The warning signs have been hard to ignore. For Stellantis’ Dodge, Ram, Chrysler, and Jeep brands, the V-8’s time is almost up, even for the headliner specialty items like the Hellcat-powered musclecars that define the Dodge brand’s contemporary identity. But it appears there is at least a stepping stone along the way to Stellantis’ wide-scale adoption of EVs, in the form of a turbocharged, 3.0-liter I-6 engine that enthusiasts have dubbed the Tornado—and, briefly, that Stellantis itself confirmed was in production at a facility in Mexico.
It all started (as it so often does) when a member on the AllPar enthusiast forums spotted an otherwise snooze-inducing fact sheet on the Stellantis media site about the Saltillo Engine Plant in Mexico. It included a short list of the engines it assembles for Dodge, Ram, and Jeep, including 5.7, 6.2, and 6.4-liter V-8s. But, for a brief period of time, this document had a couple of other tidbits.
In the list of products, it noted a “3.0-liter GMET6 HO” that was “launched on Nov. 22, 2021.” Wait, what? Let’s break down the name, because Mopar folks are probably already latching onto the “GME” part of the codename. That is the FCA/Stellantis Global Medium Engine family, which provides the “Hurricane” 2.0-liter turbocharged I-4 engine for the Giulia, Stelvio, Wrangler, Cherokee, and several Maserati products—and, notably, is the ICE component of the Wrangler 4Xe powertrain. Add two cylinders to a 2.0-liter I-4 and you get … yup, 3.0 liters.

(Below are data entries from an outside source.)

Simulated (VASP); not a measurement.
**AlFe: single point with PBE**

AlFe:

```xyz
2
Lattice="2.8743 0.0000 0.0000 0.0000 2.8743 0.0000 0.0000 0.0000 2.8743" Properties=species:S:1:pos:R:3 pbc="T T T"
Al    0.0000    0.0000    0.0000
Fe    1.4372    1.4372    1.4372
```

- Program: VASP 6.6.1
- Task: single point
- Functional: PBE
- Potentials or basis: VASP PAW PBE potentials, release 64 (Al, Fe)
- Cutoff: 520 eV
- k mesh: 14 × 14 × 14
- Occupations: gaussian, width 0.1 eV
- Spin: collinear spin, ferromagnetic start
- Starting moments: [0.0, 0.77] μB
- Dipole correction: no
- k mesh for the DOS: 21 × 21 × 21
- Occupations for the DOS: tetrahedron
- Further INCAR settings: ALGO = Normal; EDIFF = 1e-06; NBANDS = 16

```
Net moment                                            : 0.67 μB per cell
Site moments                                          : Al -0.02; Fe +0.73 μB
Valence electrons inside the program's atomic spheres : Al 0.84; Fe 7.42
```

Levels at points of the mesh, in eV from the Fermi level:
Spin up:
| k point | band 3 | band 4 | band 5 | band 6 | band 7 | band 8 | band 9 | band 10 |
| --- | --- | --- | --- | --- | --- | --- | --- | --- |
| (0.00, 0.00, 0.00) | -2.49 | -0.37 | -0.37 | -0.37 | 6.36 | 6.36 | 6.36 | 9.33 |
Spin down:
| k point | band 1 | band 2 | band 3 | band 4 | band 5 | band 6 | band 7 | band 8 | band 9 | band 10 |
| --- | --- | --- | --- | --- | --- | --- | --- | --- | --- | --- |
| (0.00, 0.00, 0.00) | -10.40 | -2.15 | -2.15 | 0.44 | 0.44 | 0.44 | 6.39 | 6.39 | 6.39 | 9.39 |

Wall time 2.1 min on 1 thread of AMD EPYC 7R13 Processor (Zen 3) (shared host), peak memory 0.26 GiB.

It’s fairly common for companies to create modular engine families, and with increasing emissions and efficiency regulations, it’s appealing to be able to scale an engine up or down. Jaguar’s Ingenium engine family is one example of the trend, as is the heavy sharing of engineering between Mercedes’ M256 I-6 and the company’s other modern I-4 and diesel products. So it makes a lot of sense that Stellantis is able to leverage the engineering that’s already gone into the GME engine and create something that can take the place of the aging, inefficient V-8 offerings.
That makes the rest of the engine code somewhat self-explanatory. T6 is shorthand for turbocharged I-6, and “HO” stands for “high output”—leading us to believe that there’s likely a low-output variant that’ll be hopped up with some sort of electrification, like the Mercedes M256, perhaps taking the form of the company’s existing eTorque motor-generator light hybrid system. But the HO Tornado seems, to us, to be a performance-oriented version whose most likely mission is to replace the V-8s used in some or all of the company’s products, like Grand Cherokee, Charger, Challenger, and perhaps some Ram 1500 models.
FCA patents from November 2019 show a twin-turbo arrangement, with each turbo feeding three cylinders. Inline-sixes can be good performers, offering smooth power delivery and a great sound. And Chrysler has some experience with high-performance I-6s, particularly the company’s Australian division, which leaned hard into raw performance with the interesting Hemi-6 line of engines, particularly the hot Six-Pack variants.
And the stout and seemingly economy oriented Slant Six has always had its fair share of interest from the hot rod community, and it’s beefy enough to take some boost. The company’s V-8 offerings have always overshadowed its I-6 history, but there’s nothing inherently wrong with the layout. Add a couple of turbos and modern engine controls, and there are plenty of bone-stock I-6 engines today pushing 400 hp, and the contemporary BMW M3 Competition pumps out 503 horsepower without any electrification.
With the engine’s assembly line (at least) already running in Saltillo, one thing is for sure: We’ll know more soon.